Matt Bai Praises Obama's 'Dithering' in Afghanistan

Matt Bai praises Obama's dithering in Afghanistan as showing he has "the capacity to take his time" and that "he means to draw a distinction between useful campaign rhetoric and the realities of governing, even if it makes him look inconstant."

Times contributing writer Matt Bai defended Obama's "dithering" over strategy in Afghanistan (a conflict he called "a war of necessity" in August) as maturity in his Sunday Magazine essay "Escalations: How Afghanistan might be Vietnam - and Obama the real Kennedy." Bai's rationale? It shows Obama has "the capacity to take his time."

Judging from a recent poll by ABC News and The Washington Post, war-weary American voters are divided almost evenly on a course of action. The only thing they agree on is that they want the president to act soon.
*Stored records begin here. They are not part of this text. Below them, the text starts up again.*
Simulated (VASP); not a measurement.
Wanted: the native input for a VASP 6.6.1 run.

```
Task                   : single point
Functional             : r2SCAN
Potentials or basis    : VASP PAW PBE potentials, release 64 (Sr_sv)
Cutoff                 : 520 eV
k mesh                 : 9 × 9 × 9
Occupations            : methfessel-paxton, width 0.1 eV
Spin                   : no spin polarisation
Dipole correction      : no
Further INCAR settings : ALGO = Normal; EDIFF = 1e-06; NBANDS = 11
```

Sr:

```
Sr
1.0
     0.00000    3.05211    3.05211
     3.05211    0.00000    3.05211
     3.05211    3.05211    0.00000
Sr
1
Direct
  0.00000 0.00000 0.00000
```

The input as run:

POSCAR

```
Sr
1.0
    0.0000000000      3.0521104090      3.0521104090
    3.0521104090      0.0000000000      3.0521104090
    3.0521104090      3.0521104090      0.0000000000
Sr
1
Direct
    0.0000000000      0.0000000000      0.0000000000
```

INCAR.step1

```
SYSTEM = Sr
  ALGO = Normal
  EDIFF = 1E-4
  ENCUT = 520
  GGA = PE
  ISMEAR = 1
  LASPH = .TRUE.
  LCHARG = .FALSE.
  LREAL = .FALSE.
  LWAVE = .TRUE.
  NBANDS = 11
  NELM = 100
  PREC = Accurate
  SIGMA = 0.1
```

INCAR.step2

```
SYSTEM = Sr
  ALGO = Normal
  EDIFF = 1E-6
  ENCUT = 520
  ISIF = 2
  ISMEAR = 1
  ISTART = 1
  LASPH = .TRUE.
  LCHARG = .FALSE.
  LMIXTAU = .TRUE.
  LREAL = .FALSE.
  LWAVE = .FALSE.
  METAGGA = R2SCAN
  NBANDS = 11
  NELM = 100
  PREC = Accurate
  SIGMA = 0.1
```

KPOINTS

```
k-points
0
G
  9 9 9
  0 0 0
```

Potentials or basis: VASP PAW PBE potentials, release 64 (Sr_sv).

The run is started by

Obama's response to all this, instead, has been to slow down and reassess what had seemed, back in the spring, to be a steady march toward escalation. In doing so, according to the poll, he has disappointed a fair number of voters who used to support him on Afghanistan. But Obama has also demonstrated, not for the first time, two things about his emerging governing style that contrast sharply with that of his predecessor. The first is that he means to draw a distinction between useful campaign rhetoric and the realities of governing, even if it makes him look inconstant. The second is that he doesn't seem especially bothered by the perception that he's dithering. Bush often seemed to measure leadership by the number of seconds it took to make a decision. Obama displays a different kind of spine - the capacity to take his time, even when allies and critics are pounding at the door.


National Review's Ramesh Ponnuru succinctly mocked Bai's spin: "Flip-flopping: It's the new selflessness."